SUCCESS: The cast of Hidden Figures, based on the stories of African American mathematicians Katherine Johnson, Dorothy Vaughan and Mary Jackson

NASA HAS renamed a street in front of its headquarters as Hidden Figures Way, in honour of the black female mathematicians who played a role in the US space agency’s most celebrated missions.

The honour for mathematicians Katherine Johnson, Dorothy Vaughan and Mary Jackson follows the critically acclaimed book Hidden Figures, written by Margot Lee Shetterly and the subsequent film, which was directed by Theodore Melfi and starred Taraji P. Henson, Janelle Monae and Octavia Spencer.

The film based on the three women and their struggles navigating racial segregation and equality for African American women at NASA, received three Academy Award nominations and pushed their stories further into the limelight.

Shetterly joined members of Johnson, Vaughan and Jackson’s family on Wednesday (Jun 12) to unveil the new street signs outside the Nasa offices in Washington.

They were accompanied by Ted Cruz, Chairman of the senate subcommittee on aviation and space H, Jim Bridenstine, the NASA administrator and Christine Darden, often referred to as one of Nasa’s human “computers” during the Apollo era.
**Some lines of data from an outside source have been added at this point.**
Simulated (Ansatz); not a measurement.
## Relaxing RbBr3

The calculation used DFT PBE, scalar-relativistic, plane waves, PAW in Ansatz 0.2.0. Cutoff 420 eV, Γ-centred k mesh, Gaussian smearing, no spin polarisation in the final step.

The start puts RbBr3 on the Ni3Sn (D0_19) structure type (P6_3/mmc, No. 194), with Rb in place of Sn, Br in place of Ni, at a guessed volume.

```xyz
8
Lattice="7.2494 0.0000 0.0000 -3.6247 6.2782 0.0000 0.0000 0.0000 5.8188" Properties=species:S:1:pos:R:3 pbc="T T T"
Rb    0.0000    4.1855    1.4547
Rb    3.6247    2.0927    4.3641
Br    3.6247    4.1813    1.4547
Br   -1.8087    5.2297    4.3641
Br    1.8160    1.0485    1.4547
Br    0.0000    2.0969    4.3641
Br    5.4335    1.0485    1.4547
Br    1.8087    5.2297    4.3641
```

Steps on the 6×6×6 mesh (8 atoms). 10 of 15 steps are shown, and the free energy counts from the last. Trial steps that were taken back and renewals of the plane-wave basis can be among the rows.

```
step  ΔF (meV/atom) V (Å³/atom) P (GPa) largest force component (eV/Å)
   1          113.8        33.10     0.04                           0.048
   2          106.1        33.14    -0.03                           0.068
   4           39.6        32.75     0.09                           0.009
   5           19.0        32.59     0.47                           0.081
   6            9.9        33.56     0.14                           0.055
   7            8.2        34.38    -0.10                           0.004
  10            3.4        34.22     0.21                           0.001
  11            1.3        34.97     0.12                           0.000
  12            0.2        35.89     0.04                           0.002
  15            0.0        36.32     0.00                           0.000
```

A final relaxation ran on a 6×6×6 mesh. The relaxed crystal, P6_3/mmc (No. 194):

Speaking to The Guardian, Cruz said: ““I think it’s important to recognise everybody’s contributions. Women and men across every racial and ethnic lines have contributed to this incredible journey we’re on and I think it is also vitally important that we send the message to little girls and little boys that there is no limit to what you can accomplish.”

“The extraordinary achievements of Katherine Johnson, Dorothy Vaughan, Mary Jackson and Dr Christine Darden, who’s with us today, prior to the book and the movie had not been told,” Cruz added. “Very few people knew those stories, and yet those are the stories that can and do inspire and we should be telling stories like that a lot more often.”